Post by pied_piper »

@Wall Flood

This is not a gambit from me. There have been a number of forum posts where various statements have been made about flute material. I simply want to be sure that anyone reading the forum sees that there are differing opinions about the materials from which flutes are made. I also have seen a number of claims by very reputable flute makers that consist of marketing hype which is dubious in nature. I simply wish that all flutists understand that there are many reasons why some flutes have a different sound or response.

Your are certainly entitled to your beliefs and I won't try to convince you otherwise myself. However, I will offer the links below which refer to the publication archive of Dr. John Coltman who is both a flutist and a physicist. Several of his published papers are specific to the topic of flute materials. Since the early 70s, he has conducted research on flute acoustics and published his results in professional journals and papers.

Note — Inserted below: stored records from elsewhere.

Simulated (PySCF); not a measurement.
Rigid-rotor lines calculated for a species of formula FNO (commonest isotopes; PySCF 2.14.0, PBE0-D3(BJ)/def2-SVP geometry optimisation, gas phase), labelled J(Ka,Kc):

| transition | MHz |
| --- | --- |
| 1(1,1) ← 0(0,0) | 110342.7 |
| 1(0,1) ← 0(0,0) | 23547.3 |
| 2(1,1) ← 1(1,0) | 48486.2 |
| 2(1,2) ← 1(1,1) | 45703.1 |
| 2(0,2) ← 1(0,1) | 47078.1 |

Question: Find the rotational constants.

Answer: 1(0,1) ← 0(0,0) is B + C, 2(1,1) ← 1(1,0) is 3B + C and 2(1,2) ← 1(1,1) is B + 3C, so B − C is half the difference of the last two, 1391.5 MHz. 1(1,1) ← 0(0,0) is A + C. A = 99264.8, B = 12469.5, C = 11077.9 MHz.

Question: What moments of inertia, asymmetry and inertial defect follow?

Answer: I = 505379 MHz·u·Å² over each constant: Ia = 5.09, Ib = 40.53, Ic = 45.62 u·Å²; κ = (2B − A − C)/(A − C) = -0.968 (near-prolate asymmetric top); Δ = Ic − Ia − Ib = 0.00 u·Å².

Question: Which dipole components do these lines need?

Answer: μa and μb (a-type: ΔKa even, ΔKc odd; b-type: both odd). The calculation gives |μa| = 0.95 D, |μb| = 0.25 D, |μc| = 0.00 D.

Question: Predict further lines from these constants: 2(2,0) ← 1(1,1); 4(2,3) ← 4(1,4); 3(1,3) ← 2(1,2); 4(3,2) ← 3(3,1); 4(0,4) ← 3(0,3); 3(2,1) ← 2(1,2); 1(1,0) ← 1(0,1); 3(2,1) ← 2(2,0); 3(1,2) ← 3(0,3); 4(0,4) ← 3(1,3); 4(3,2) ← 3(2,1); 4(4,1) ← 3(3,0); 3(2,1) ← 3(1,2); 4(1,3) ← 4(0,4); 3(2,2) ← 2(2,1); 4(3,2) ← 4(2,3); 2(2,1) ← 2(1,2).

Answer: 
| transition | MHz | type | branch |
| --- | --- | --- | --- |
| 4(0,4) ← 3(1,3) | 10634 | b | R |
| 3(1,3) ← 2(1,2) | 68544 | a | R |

The John W. Coltman Archive at Stanford Univ.: https://ccrma.stanford.edu/marl/Coltman ... nHome.html
Effect of material on flute tone quality: https://ccrma.stanford.edu/marl/Coltman ... n-1.06.pdf
Material used in flute construction: https://ccrma.stanford.edu/marl/Coltman ... n-1.08.pdf

Like you, I do not necessarily believe every "scientific" claim unless it is proven beyond doubt. To my knowledge, however, Coltman's research has not been countered or refuted by any other credible scientific studies. That is why I asked if you had any factual basis for your statements; I would be most interested to read any scientific studies that contradict Coltman's findings.

Before buying a flute or headjoint and choosing the material from which it is made, I would suggest that every flutist owes it to themselves to make an informed choice by reading the two articles I referenced above. Forearmed with this knowledge, they can then decide for themselves what they choose to believe.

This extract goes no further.